The Missing Element in Our Witness

Pastor Paul Chappell

Posted On: 

November 17, 2017

Wecould list many reasons
we don’t share the
gospel as we should. We
don’t have time. We’re
afraid of rejection. Our
calendars are too full. But I believe most of
the time it goes deeper than all of these.
We don’t share the gospel because we
don’t care.

I don’t mean that we don’t care about
the gospel. I mean that we have become
complacent in having the gospel and are no
longer burdened to be sharing the gospel.

Consider Paul at Athens. He presumably
went there for a few days of rest on his way
to the next city. But as he waited there in
the city for Silas and Timothy, “his spirit
was stirred in him, when he saw the city
wholly given to idolatry” (Acts 17:16).

Mar’s Hill didn’t begin with a great
strategy for interacting with the
philosophers of Athens. It began with a
Christian man whose spirit was stirred
over lost people without Christ.

Why don’t we share the gospel as
we should?

Perhaps it is because we are not as
stirred as we should be.

Somehow, we get more roused over
hobbies and vacations and fellowships
and sports and events and programs than
we do over the people around us who are
without Christ.

It wasn’t just at Athens that Paul was
stirred. We see it again as Paul was in
Corinth. This time, Scripture says “Paul
was pressed in the spirit, and testified to
the Jews that Jesus was Christ” (Acts 18:5).
Paul’s compulsion to share the gospel
was internal—in his own spirit. He didn’t
need someone telling him he should go
soulwinning. He didn’t need someone
telling him to witness to his coworkers or
neighbors or family.

For though I preach the gospel, I have
nothing to glory of: for necessity is laid
upon me; yea, woe is unto me, if I preach
not the gospel!—1 Corinthians 9:16

I wonder what would happen if
Christians today had a renewed stirring
in their spirits for the needs of a lost world.
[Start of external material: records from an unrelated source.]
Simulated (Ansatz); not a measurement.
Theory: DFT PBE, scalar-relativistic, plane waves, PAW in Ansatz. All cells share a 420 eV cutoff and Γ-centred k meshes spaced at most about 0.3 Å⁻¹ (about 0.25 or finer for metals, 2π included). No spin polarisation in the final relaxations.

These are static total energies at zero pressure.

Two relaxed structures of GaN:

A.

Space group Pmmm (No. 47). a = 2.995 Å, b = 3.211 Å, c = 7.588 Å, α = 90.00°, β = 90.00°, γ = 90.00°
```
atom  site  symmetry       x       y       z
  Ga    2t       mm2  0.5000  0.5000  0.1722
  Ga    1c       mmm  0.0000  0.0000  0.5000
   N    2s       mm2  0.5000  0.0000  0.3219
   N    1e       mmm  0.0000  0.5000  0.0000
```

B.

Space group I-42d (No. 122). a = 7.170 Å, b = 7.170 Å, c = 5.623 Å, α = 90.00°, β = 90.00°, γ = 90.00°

Our world isn’t more godly than Paul’s.
Our cities aren’t more bent toward Christ
than Athens or Corinth were. But too often
our spirits are less stirred than Paul’s, our
hearts less pressed to share the good news
of Christ. When the internal motivation to
share the gospel is missing, great programs
and well-planned strategies will eventually
fizzle out. When internal motivation to
witness is missing, the best strategies will
fizzle out. It has to come from within.